Even faster inexpensive thread-safe counter? Even faster inexpensive thread-safe counter? multithreading multithreading

Even faster inexpensive thread-safe counter?


Operations from multiple cores on the same cache line contend in hardware. This is true for locked and for regular memory access. This is a real problem. Contending accesses do not scale at all when more cores are added. Scaling typically is hard negative.

You need to use multiple cache lines with each core using its own most of the time.

You could use a ThreadLocal<Holder> and class Holder { public int I; } for that. ThreadLocal supports enumerating all instances that have been created so that you can sum them. You also could use a struct that is padded to the cache line size. That's safer.

Note, that it is not important to use one counter per core. Per-thread is good enough because time quantums are incredibly long compared to increment operations. A few bad accesses are not a performance problem.

A faster option would be to use a Holder[]. Each thread draws a random array index once and then accesses that holder object. Array indexing is faster than thread local access. If the number of holder instances you use is much bigger (10x) than the number of threads there will be little contention. Most writes will go the same already cached line.
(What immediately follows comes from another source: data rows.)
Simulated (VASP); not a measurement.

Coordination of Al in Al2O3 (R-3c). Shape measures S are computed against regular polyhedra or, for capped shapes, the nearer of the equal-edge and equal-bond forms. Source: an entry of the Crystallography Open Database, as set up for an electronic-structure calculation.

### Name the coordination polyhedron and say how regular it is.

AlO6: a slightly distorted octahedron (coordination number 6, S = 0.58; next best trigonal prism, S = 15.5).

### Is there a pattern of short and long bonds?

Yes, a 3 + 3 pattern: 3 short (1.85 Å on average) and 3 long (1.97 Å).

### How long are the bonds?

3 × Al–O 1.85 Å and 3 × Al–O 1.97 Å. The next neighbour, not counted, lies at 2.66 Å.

Instead of a random index you can use a List<Holder> and add items as more threads join the processing.


I thought I would offer some clarification about cache coherence and what the LOCK prefix does in Intel architectures. Since it's too long for a comment and also answers some points your raised I think it's appropriate to post as an answer.

In the MESI cache coherence protocol, any write to a cache line will cause the state to change to exclusive, regardless of whether you are using the LOCK prefix or not. So if two processors are both accessing the same cache line repeatedly, and at least 1 of the processors is doing writes, then the processors will experience cache line misses when accessing the line that they are sharing. Whereas if they were both only reading from the line then they would have cache line hits because they could both keep the line in their private L1 cache in the shared state.

What the LOCK prefix does is restrict the amount of speculative work that a processor can do while waiting for the the locked instruction to finish executing. Section 8.1.2 of the Intel 64 and IA-32 Architectures Software Developer’s Manual says:

Locked operations are atomic with respect to all other memory operations and all externally visible events. Only instruction fetch and page table accesses can pass locked instructions. Locked instructions can be used to synchronize data written by one processor and read by another processor.

Under normal circumstances the processor is able to speculatively execute instructions while waiting for a cache miss to be resolved. But the LOCK prefix prevents this and essentially stalls the pipeline until the locked instruction finished execution.